Sotheby’s Sells Giacometti for Record $104.3 MillionFebruary 8, 2010
From the wsj.com (February 3, 2010)
A 1960 Alberto Giacometti sculpture sold for £65 million ($104.3 million) at Sotheby’s, setting a record price for a work of art at auction and signaling a potential resurgence in the art market.
In a tense contest at the company’s London salesroom, bidding on the spindly bronze “Walking Man I” began at £12 million and quickly escalated, with roughly 10 bidders vying for the sculpture. The winner bid over the telephone and chose to remain anonymous.
The sale breaks the previous $104.2 million auction record, set six years ago at Sotheby’s, for Pablo Picasso’s 1906 portrait “Boy With a Pipe,” whose buyer remains unknown.
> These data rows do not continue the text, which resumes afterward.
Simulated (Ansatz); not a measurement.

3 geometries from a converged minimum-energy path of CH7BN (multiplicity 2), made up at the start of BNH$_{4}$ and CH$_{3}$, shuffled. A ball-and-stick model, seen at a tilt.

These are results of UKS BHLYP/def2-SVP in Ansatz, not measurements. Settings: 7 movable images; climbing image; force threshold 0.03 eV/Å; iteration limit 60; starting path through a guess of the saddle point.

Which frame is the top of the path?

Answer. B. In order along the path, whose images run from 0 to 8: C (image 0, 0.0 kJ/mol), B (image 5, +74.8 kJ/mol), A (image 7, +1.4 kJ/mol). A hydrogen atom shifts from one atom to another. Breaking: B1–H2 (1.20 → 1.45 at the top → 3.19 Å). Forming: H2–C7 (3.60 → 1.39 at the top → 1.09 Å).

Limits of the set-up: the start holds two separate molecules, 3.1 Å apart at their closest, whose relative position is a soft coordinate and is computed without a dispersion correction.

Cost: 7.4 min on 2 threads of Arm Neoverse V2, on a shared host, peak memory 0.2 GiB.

The lofty price for the Giacometti work came as a surprise to Sotheby’s, which had expected the sculpture to sell for around one-fourth of the final price. David Nahmad, a Monte Carlo-based art dealer who vied unsuccessfully for the Giacometti sculpture, said the sale shows that after a weak year, the wealthy are once again “parking their cash in art.”
The six-foot-tall bronze depicts a wiry man in mid-stride, his right foot jutting forward, his head erect and his arms hanging at his side.
Giacometti, a Swiss modern master known for his haunting sculptures of blank-face Everymen, cast the work 50 years ago as part of a commission to plant several of his bronze figures outside Chase Manhattan Bank in New York City’s financial district. The artist famously struggled with the project and eventually abandoned the commission. But he later cast stand-alone versions of some of the planned sculptures, including “Walking Man I.”
The steep run-up in bidding for the Giacometti Wednesday was likely aided by two factors: the work’s large size and the artist’s popularity among buyers from Russia and the Middle East. His nearly nine-foot-tall figure of a woman, “Big Standing Woman II,” sold at Christie’s in May 2008 for $27.4 million, but dealers say his oversize sculptures of men are even more coveted. “Walking Man I” is three times taller than the “Toppling Man” sculpture that Sotheby’s sold in November for $19.3 million.
Dealers say the surge in casts of Giacometti’s works made after his death in 1966 also has made works crafted during the artist’s lifetime like “Walking Man I” more valuable. New York art dealer Marc Glimcher said the price for “Walking Man I” also might simply reflect the tenacity of the final two bidders: “Above $50 million, the fight for any artwork goes from love to a grudge match.”
Giacometti is a new favorite of Russian collectors like billionaire business magnate Roman Abramovich, but a person familiar with the matter said that Mr. Abramovich wasn’t the buyer of “Walking Man I.” Mr. Abramovich caused a stir at the Swiss art fair Art Basel two summers ago when he bought one of the artist’s 1956 bronze figures of a woman from New York gallery Jan Krugier. That work had an asking price of around $14 million.
“Walking Man I” was being sold by Commerzbank AG, which inherited the work when it took over Dresdner Bank, and its corporate art collection, last year. Commerzbank says it plans to use the proceeds to fund philanthropic endeavors.
The record sale came during Sotheby’s auction Wednesday of Impressionist and modern art. The total sale brought in $234.6 million, topping rival Christie’s $122.9 million sale on Tuesday.
Highlights from the Sotheby’s sale included Gustav Klimt’s leafy 1913 landscape, “Church in Cassone (Landscape with Cypresses),” which sold for $43.2 million. Paul Cézanne’s smoky-colored still life, “Pichet et fruits sur une table,” sold for $18.9 million. And Henri Matisse’s portrait of a woman draped in a lacey shawl and lying on a sofa, “Femme couchée” sold to an unnamed American collector for $7 million.